Actor and activist Alyssa Milano will no longer participate in an upcoming fundraiser for presidential candidate Andrew Yang because of the campaign’s handling of alleged sexual misconduct between two staffers.
“Part of fixing the issue of sexual harassment in our culture is living our values and holding ourselves and the people we admire accountable,” Milano tweeted on Tuesday.
Although Milano said she hasn’t endorsed any presidential candidate, she was scheduled to appear at the December 21 fundraiser for the entrepreneur alongside actor Teri Hatcher and Yang’s wife, Evelyn. Andrew isn’t a top contender in the race for the Democratic nomination, but he qualified for the upcoming debate, the sixth he’ll participate in, and has gained vocal supporters.
Milano credited Andrew with being a “good man with progressive, smart, interesting ideas” and clarified in her Tuesday tweets that no sexual misconduct allegations had been made against him personally. However, she said the issue was “too important and too prevalent” to ignore, adding that the “buck stops at the top.”
“I wish Andrew, his family and his campaign well, and encourage him to immediately and publicly remedy this issue,” Milano tweeted.
Andrew’s campaign issued a statement on Tuesday evening to Fox News, saying that it takes the matter “seriously” and that creating a safe environment for everyone involved in the campaign is an “utmost priority.”
“To those ends, we have initiated prompt action to evaluate these allegations and will take all necessary steps to ensure that we foster a work environment that is in accordance with our values,” the campaign statement said.

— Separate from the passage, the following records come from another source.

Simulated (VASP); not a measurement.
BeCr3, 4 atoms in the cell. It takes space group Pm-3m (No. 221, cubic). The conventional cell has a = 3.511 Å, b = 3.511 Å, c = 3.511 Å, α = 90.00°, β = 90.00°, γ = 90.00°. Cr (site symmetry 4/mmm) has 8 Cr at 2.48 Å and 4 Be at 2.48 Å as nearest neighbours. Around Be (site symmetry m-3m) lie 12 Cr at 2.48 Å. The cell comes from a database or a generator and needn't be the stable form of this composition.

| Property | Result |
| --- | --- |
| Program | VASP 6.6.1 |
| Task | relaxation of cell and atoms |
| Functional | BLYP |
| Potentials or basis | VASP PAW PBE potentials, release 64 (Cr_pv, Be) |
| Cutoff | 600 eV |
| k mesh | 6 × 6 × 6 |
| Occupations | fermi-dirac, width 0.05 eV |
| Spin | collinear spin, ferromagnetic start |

Newsweek reached out to Andrew Yang for comment but did not receive a response in time for publication.
Milano was a member of the host committee for the fundraiser, which was an opportunity for people to get to know Evelyn. The Los Angeles event was billed as a chance to hear the potential first lady discuss her views on the Freedom Dividend in an “intimate setting.”
One of Andrew’s top three policies, the Freedom Dividend would give every American adult, defined as those over 18, $1,000 a month. This type of universal basic income would grow the economy by about $2.5 trillion by 2025, according to his campaign’s website.
“Putting money into people’s hands and keeping it there would be a perpetual boost and support to job growth and the economy,” his campaign website said.
Tickets for the holiday brunch fundraiser started at $100 and went up to $5,600. The minimum level of support was sold out as of Wednesday morning, according to the event’s website.